We want everyone to feel comfortable and safe sharing. Here are a few guidelines for us to follow during this focus group: 

  • If you want to share something, you can raise your hand. This will help prevent us from interrupting or talking over each other.
    • [For virtual focus groups]: If you want to raise your hand using the zoom “raise hand” button, that also works.
  • When you share, please speak from the “I” perspective – that means to share your own personal thoughts, feelings, and observations instead of speaking for someone else.
  • Please give everyone a chance to speak if they haven’t yet! Know when to step up versus step back. 
  • Respect is really important in this space! Please listen to others when they’re speaking and give them respect even if their views differ from your own.
  • Confidentiality is also crucial in this space. Please do not share anyone else’s stories with anyone else. We want to treat honesty as a gift. 
  • No thought is too little, small, or insignificant to share! Share anything and everything you are comfortable with.
  • Most of what we talk about today stays private. The only time I would have to share something outside this group is if I learn that you or someone else your age might be unsafe, being hurt, or not cared for. If that happens, I’m required to get help from people who can make sure you’re safe.
  • [For virtual focus groups]: 
    • You can add thoughts to the chat which we will save at the end.
    • We would really appreciate it if everyone can turn on their cameras to help create a more safe and connected group. 
    • Please don’t text or be on your phone during this focus group! We want everyone to be present with each other.
  • You can also choose to leave this focus group at any time.
  • Finally, to participate in this focus group, you need to have signed a consent form, and if you are under 18, your parent or guardian also should have signed a consent form. If this isn’t the case, or if you are unsure, unfortunately, we have to ask you to leave the focus group. 
    • Because of this requirement, we are going to take attendance now. Let’s go around in a circle and everyone please share your first and last name. 
    • *Note to Facilitator: Cross-check the names with the list provided to you by Perception Institute & OBI to make sure everyone present has provided forms.
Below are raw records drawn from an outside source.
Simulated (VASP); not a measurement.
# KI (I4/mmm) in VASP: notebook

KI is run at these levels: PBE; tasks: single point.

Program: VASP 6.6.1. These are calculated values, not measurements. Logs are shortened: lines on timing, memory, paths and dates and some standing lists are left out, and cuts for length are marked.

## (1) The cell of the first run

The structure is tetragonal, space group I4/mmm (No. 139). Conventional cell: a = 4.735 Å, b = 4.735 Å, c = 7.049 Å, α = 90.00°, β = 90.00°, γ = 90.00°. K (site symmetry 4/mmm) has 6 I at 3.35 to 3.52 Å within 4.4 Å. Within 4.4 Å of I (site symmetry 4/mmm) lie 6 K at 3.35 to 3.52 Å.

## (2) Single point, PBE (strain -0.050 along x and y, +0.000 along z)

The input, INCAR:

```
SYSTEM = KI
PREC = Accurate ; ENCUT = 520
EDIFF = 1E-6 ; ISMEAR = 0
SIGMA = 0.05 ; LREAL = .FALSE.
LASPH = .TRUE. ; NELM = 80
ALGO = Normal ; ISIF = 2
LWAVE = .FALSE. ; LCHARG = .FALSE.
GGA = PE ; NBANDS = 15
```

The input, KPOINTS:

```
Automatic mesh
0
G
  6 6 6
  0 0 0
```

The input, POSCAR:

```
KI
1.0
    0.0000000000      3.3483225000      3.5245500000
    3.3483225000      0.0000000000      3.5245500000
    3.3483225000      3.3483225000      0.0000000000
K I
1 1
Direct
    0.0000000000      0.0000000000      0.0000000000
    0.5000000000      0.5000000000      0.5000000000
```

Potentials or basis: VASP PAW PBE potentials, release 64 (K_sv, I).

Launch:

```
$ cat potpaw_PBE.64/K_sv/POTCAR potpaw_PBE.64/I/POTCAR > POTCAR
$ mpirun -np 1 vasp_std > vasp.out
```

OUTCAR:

Are there any questions before we start?
 

Focus Group Questions:

*Note: The facilitator may ask participants to elaborate, clarify, provide more details, or explain “why” as follow ups to any of the answers received from these questions. The facilitator may also use the “if more clarity is needed” script to help clarify questions, or they may try to clarify in their own words.*

Opener

Facilitator A:

To start, let’s go around the room and have everyone share your name, your age, and any fact about yourself – it doesn’t have to be “fun”. I can start us off. [Facilitator shares name, age, fact]

Broad Belonging

Facilitator B:

What spaces do you feel like you belong in the most? What about those spaces makes you feel like you belong?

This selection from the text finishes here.